I've ridden a Waymo (in Phoenix) and it felt very safe. The few times I've tried FSD in Tesla (~1 year ago) it did pretty well, but I had to intervene a few times, HOWEVER - I think part of the problem is I am worried about my responsibility, damage to the vehicle, and being thought of as "that guy" by other drivers (for example if it takes too long at a four-way stop waiting for the other car when it's actually our right-of-way). If I were not responsible for the car, as in a Waymo, I would probably let the Tesla FSD do its thing with less micro-management and it would do fine. I'll try the Robotaxi when it arrives.
The reason I will never get into such a vehicle is not necessarily because I know it to be unsafe— but rather because the arrogance of the people who created that technology means that they probably didn’t bother to test it well.
Waymo is magic. I’ve been in a rented Tesla and the FSD was wildly unpredictable. Good enough 99% of the time. But sure to cause a crash in the edge cases. Never experienced that in Waymo.
Right this has always been and continues to be the problem with Tesla's solutions. 99% good enough / 1% terrifying is not a good way to travel 10k miles/year. Even 99.99% / 0.01% is insufficient.
One tell - the amount of FSD guys that will quietly admit, if you ask, that their wife won't let them use it when she is in the car :-). Certainly my wife felt that way about AP/EAP in all its variations.

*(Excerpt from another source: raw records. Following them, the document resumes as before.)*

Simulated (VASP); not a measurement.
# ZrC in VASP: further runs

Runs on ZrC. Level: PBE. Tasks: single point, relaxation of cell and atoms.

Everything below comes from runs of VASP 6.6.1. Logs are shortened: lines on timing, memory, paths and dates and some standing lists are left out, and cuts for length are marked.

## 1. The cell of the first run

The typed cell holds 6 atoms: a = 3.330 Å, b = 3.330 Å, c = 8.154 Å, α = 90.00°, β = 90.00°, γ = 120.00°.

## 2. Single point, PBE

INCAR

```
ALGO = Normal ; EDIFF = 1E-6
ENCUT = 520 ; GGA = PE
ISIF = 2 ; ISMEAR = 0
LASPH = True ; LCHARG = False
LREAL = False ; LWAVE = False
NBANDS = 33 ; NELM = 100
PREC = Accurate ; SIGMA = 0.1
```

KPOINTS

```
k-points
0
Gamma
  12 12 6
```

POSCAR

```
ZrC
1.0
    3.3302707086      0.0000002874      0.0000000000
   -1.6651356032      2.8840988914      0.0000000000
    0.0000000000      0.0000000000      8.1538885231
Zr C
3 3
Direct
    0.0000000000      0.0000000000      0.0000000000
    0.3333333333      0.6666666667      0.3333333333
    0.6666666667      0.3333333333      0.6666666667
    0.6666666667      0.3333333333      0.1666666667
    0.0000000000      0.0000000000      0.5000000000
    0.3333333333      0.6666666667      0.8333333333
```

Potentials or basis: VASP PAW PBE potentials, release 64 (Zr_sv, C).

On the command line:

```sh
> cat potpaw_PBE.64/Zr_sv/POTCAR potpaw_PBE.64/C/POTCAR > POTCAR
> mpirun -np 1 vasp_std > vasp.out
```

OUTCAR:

Women have a higher bar for technology, in that they expect it to actually work, not just be a neat idea.
I'll add that when I am walking or cycling anywhere, I feel a lot safer around Waymos.
Just yesterday in SF I nearly collided on my bike with a human SUV driver (likely an Uber), who pulled out impatiently into the bike lane to pass a Waymo which was stopped at a light waiting for a pedestrian to finish crossing (against the signal).